Executing A Man In Maryland Is Almost Impossible

February 02, 1992|By M. DION THOMPSON | M. DION THOMPSON,Dion Thompson is a reporter for The Baltimore Sun.

"The law is a jealous master."

That's what Judge David B. Mitchell said nearly two years ago as he sentenced Shawn M. Woodson to death for killing a Baltimore police officer. Had the judge been able to look into the future, he might also have said the law is a fickle master.

On Jan. 24, the Court of Appeals vacated Woodson's murder conviction and death sentence, citing the use of a jail inmate's testimony. The decision puts the case back in Baltimore. Woodson's friends and family, as well as those of Officer William J. Martin, will sit through another trial and, if there is another first-degree murder conviction, another sentencing hearing, each side reliving the terrible events of Oct. 10, 1989.

It is not the first time such a thing has happened in Maryland, where no one has been executed in nearly 31 years.

Take the case of John F. Thanos, who was convicted earlier this week in Garrett County of murdering two Baltimore County youths. Already a legal problem has occurred in his case, causing the judge to declare a mistrial Thursday in the sentencing phase. Thanos' conviction stands, but another jury will have to consider whether he should be executed.

If one believes Thanos' videotaped confession, his guilt is obvious. That leaves the problem of what to do with this madman who at one point asks to be killed, then talks about Jesus. Sentencing him to die would be easy, though hard to bring about, as history proves.

Even if a death sentence is handed down, executing a man is difficult. Each case is painstakingly reviewed, each issue vigorously argued. The path to execution is a legal labyrinth of at least 24 separate steps -- at any one of which death sentences can be overturned. And there is always the governor, who can commute a death sentence.

During the years since Maryland enacted the death penalty in 1978, the state's appellate judges have searched for a perfect case. Instead, they have found flaws. The law constantly evolves with each decision.

Yet those events are mere skirmishes in the larger battle, the war of values that is being fought in the courts: An eye for an eye vs. thou shalt not kill.

Presently, seven people are on death row in Maryland, down from 20 four years ago. Who is to say some trial or sentencing error won't be found that will send those cases back to the court of origin? If not in the state courts, then perhaps in the federal system, where Maryland's cases have not yet explored an entire arena of post-conviction appeals.
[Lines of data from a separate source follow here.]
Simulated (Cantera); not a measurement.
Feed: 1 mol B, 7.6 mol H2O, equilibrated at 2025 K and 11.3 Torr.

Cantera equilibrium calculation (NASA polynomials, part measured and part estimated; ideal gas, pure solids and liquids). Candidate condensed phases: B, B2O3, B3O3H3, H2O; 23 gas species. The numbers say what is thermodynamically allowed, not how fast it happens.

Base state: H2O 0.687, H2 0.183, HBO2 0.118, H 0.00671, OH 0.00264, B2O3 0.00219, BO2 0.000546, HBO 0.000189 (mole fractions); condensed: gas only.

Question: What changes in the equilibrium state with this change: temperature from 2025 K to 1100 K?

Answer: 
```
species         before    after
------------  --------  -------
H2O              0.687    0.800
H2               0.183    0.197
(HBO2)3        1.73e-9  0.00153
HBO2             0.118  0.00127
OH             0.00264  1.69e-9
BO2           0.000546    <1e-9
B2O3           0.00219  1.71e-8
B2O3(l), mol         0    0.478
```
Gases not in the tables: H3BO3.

One might think there is a problem with Maryland's death penalty statute, that it is stricter than the laws in other states. Not so says Katy O'Donnell of the public defender's capital defense division.

"I don't think you can attribute it to the statute being so difficult. You can't say that at all," she said. "It's not because the statute is written so that death cannot be imposed. Any case, death or otherwise has any number of issues."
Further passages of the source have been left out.